Automatic differentiation

Yay! I finally get to talk about one of my favourite topics today: Automatic Differentiation (AD). I was horrendous at calculus in school, and learning about this was akin to a life changing experience for me – I never have to worry about differentiating long and complicated mathematical expressions again.

Sample code

All you need is some programming knowledge about template classes and poof, you can find even the Jacobian of your vector functions without any laborious manual differentiation and the subsequent programming effort. For a function that maps 3 input vector to 3 output vector, you save yourself from the misery 9 times over!

We’ll jump straight into an example:

#include <iostream>
#include <Eigen/Dense>
#include <unsupported/Eigen/AutoDiff>

using namespace std;

template<typename T>
T scalarFunctionOne(T const & x) {
  return 2*x*x + 3*x + 1;
};

void checkFunctionOne(double & x, double & dfdx) {
  dfdx = 4*x + 3;
}

template<typename T>
T scalarFunctionTwo(T const & x, T const & y) {
  return 2*x*x + 3*x + 3*x*y*y + 2*y + 1;
};

void checkFunctionTwo(double & x, double & y, double & dfdx, double & dfdy ) {
  dfdx = 4*x + 3 + 3*y*y;
  dfdy = 6*x*y + 2;
}

int main () {
  
  double x, y, z, f, g, dfdx, dgdy, dgdz;
  Eigen::AutoDiffScalar<Eigen::VectorXd> xA, yA, zA, fA, gA;
  
  cout << endl << "Testing scalar function with 1 input..." << endl;
  
  xA.value() = 1;
  xA.derivatives() = Eigen::VectorXd::Unit(1, 0);
  
  fA = scalarFunctionOne(xA);
  
  cout << "  AutoDiff:" << endl;
  cout << "    Function output: " << fA.value() << endl;
  cout << "    Derivative: " << fA.derivatives() << endl;
  
  x = 1;
  checkFunctionOne(x, dfdx);
  
  cout << "  Hand differentiation:" << endl;
  cout << "    Derivative: " << dfdx << endl << endl;
  
  cout << "Testing scalar function with 2 inputs..." << endl;
  
  yA.value() = 1;
  zA.value() = 2;
  
  yA.derivatives() = Eigen::VectorXd::Unit(2, 0);
  zA.derivatives() = Eigen::VectorXd::Unit(2, 1);
  
  gA = scalarFunctionTwo(yA, zA);
  
  cout << "  AutoDiff:" << endl;
  cout << "    Function output: " << gA.value() << endl;
  cout << "    Derivative: " << gA.derivatives()[0] << ", " 
    << gA.derivatives()[1] << endl;
  
  y = 1;
  z = 2;
  checkFunctionTwo(y, z, dgdy, dgdz);
  
  cout << "  Hand differentiation:" << endl;
  cout << "    Derivative: " << dgdy << ", " 
    << dgdz << endl;
  
  return EXIT_SUCCESS;
  
}

And the output:

Testing scalar function with 1 input...
  AutoDiff:
    Function output: 6
    Derivative: 7
  Hand differentiation:
    Derivative: 7

Testing scalar function with 2 inputs...
  AutoDiff:
    Function output: 22
    Derivative: 19, 14
  Hand differentiation:
    Derivative: 19, 14

First off, I created 4 functions, 2 to test the automatic differentiation method, and 2 for checking the results. scalarFunctionOne has 1 input while scalarFunctionTwo has 2 inputs. Both have only one output. Template programming is key to AD. We have to make our functions able to accept a generic input type other than the usual double. This is really not an issue at all for most problems. If you had already written the function, all you need to do is to change the type declaration and voila, you are now able to tap unto the automatic differentiation package.

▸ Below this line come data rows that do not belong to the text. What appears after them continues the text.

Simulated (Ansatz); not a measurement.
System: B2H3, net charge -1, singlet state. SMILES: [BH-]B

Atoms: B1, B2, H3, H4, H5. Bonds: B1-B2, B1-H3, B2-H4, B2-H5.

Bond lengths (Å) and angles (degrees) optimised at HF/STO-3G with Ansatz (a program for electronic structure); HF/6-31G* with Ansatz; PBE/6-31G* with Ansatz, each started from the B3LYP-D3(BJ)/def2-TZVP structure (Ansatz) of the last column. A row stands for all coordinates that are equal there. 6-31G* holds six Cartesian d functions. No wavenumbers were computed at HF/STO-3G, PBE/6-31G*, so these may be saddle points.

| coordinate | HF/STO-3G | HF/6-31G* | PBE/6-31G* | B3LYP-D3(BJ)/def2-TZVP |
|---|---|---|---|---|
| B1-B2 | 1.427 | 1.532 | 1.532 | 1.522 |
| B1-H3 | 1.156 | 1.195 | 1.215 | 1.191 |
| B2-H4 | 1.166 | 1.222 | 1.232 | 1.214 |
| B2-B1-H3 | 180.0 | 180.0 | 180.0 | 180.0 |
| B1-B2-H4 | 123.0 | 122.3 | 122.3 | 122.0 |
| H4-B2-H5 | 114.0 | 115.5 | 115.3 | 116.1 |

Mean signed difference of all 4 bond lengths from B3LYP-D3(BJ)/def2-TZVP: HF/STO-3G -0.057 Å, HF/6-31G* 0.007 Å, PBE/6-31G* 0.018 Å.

We are using Eigen’s automatic differentiation package here. Eigen is an amazing C++ math library. Being an include only library, you don’t have to worry about portability and distribution issues. The AutoDiffScalar type will handle the dual number component for us. I will explain a little more about dual numbers later.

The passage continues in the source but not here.